Can you get credit while you are in active Chapter 13 bankruptcy?
In most cases you are prohibited from entering into new credit contracts while you are working down your old debts with a Chapter 13 bankruptcy. Yet, as with most rules, there are exceptions.
Before I explain how you might be able to open new accounts, let's go over the purpose of the Chapter 13 process. I'm quite sure it will help illuminate why borrowing more money, whether in the form of a loan or credit card, is frowned upon while you're using a Chapter 13.
Surely the reason you're using this form of legal protection is because you were having a hard time managing your debts. Maybe you couldn't meet your credit card payments and your creditors were threatening to sue you. Or maybe they had already taken legal action, prompting wage garnishment or some other post-judgment collection action.
Perhaps you had tax debt, a tardy student or vehicle loan, or a defaulted mortgage. All these you could have included in a Chapter 13 bankruptcy, thus gaining the benefit of fixed, affordable payments, and suspended penalties and finance fees — as well as the ability to stay in your home or keep your car. If you included unsecured accounts, you may even walk away from some of those obligations at the end of the three-to-five year restructuring period.
To qualify for such a bankruptcy, you have to earn enough to make the one satisfactory payment every month until it's over. Trustees are appointed to receive that cash from you and then distribute it to the creditors in the right percentage and order. That's where it gets sticky. You see, their job is not to get you the best deal, but to make sure those you owe get the most out of you.
While the Chapter 13 is in effect, you make a couple of serious promises. One is to pay extra when you can. That means that if your expenses decrease or your income rises, your creditors should receive extra cash. The other is to not enter into any fresh debt obligations, because your payments to them will jeopardize the one you're already making through the court.

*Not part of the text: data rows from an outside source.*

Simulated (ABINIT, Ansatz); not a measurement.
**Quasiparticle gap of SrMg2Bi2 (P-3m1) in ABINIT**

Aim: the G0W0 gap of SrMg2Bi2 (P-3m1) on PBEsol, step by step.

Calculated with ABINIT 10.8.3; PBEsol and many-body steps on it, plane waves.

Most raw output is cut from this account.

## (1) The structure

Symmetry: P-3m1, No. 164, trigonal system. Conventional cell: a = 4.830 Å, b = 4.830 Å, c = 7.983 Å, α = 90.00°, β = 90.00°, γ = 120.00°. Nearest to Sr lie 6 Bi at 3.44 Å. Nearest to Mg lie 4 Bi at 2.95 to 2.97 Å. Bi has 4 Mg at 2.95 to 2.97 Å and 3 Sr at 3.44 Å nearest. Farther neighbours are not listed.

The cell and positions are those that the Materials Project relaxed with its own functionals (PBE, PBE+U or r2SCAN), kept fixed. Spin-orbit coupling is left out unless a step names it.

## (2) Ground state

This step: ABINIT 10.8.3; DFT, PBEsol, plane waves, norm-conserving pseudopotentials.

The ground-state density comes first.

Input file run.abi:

So how can you get around that agreement? You'd have to clearly demonstrate that you have special circumstances and can't live without a loan or line of credit. Not only is that pretty hard to prove, but your trustees won't be advocating for you to make that happen. You'll need their permission, and if you attempt to do it behind their backs, your bankruptcy could be dismissed. Then all that bad stuff that was about to happen or had already started would spring into action.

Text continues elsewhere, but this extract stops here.